Saturday, July 10, 2021

Motivating Children To Learn, Give It Time


Photo: Unsplash

Keeping learning fun is a great way to make the activity more enjoyable. Some children may appear unmotivated to learn. Motivation is defined as a desire to invest time and effort in a specific activity, even when difficulties may arise along the way. A student who is motivated to learn will perform the school assignments on their own initiative, will participate more in the lessons, and will enjoy the learning process. They may wish to strive to achieve high achievements that express their potential. Their learning will be more effective and they will not develop a tendency to procrastinate. 

Lack of motivation can result from a variety of reasons and factors. The main ones being: low self-esteem, fear of failure and other negative emotions, such as: anxiety, anger, shame or guilt. It may related to a condition such as ADHD, which is accompanied by a high level of distraction and  impulsivity. It may also cause a lack of focus and difficulty controlling behavior. Learning disabilities, difficulties in organizing and managing time, a study framework or study style that does not suit the student's needs, and more.

What can be done to motivate the child to learn?

A student's lack of motivation is not an unchangeable fate, and intrinsic motivation is something that can be nurtured. Before you rush to judge the child as "lazy", and before you state that "nothing motivates them", here are some tips that you as parents can apply, to stimulate the child's inner urge and motivate them to learn:

1. Your involvement is key. Create a fun environment for them to learn. Promote reading, writing and activities. Look at something such as Age of Learning to make things a little more fun. The greater the sharing between you and the school in general and the children's teachers in particular, the more the child will feel that the dominant figures in his life want to do better with him, which will allow him to feel safer and more protected. A sense of protection and belonging will allow your children to be more available for learning.

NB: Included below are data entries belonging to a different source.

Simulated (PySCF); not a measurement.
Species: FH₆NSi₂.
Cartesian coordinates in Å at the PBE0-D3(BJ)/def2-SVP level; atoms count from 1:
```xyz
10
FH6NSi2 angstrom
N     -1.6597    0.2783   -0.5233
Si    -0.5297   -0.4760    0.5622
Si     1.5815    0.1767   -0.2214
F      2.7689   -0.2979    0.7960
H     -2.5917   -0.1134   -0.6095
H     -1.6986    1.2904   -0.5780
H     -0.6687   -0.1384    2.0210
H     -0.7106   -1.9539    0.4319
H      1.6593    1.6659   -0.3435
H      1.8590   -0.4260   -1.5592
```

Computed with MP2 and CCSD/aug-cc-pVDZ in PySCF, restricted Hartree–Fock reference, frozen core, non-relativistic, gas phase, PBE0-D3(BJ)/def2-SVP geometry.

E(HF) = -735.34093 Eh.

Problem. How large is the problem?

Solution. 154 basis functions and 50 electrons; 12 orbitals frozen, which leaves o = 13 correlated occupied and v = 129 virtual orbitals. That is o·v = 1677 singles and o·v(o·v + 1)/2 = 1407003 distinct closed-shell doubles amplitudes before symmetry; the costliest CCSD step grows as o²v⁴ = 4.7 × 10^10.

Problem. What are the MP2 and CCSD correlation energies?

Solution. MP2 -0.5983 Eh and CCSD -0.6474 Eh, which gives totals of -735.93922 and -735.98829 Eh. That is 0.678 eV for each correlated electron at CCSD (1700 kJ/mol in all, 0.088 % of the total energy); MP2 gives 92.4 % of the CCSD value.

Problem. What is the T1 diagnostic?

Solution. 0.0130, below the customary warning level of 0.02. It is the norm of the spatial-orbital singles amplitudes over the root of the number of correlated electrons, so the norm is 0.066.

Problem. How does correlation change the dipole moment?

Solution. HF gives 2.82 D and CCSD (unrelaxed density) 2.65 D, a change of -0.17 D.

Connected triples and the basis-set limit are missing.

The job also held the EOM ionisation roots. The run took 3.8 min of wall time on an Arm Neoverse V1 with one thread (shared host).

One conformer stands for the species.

2. When it comes to security and protection, convey to the child that you believe in them, that you are confident in their abilities and that you know that they can succeed. A child whose parents cultivate his or her self-confidence will be a child with a higher motivation to learn. One strategy to build on is to start with small, relatively easy goals to build upon.

3. Positive behaviors of the child should be encouraged and reinforced. When the child takes responsibility, when they express satisfaction with the work they have written, when they set goals and strive to strive towards them - be proud. When she/he asks questions, they should be praised, so that they continue to adopt such behaviors, from which they will benefit throughout their life.

5. Don’t punish them for struggling. Punishment causes the child to feel wronged, to develop feelings of guilt that can further delay them. Instead, encourage and try to get to the bottom of why they are feeling so down. Is it the lack of friends at school? A poor homelife? Consider everything.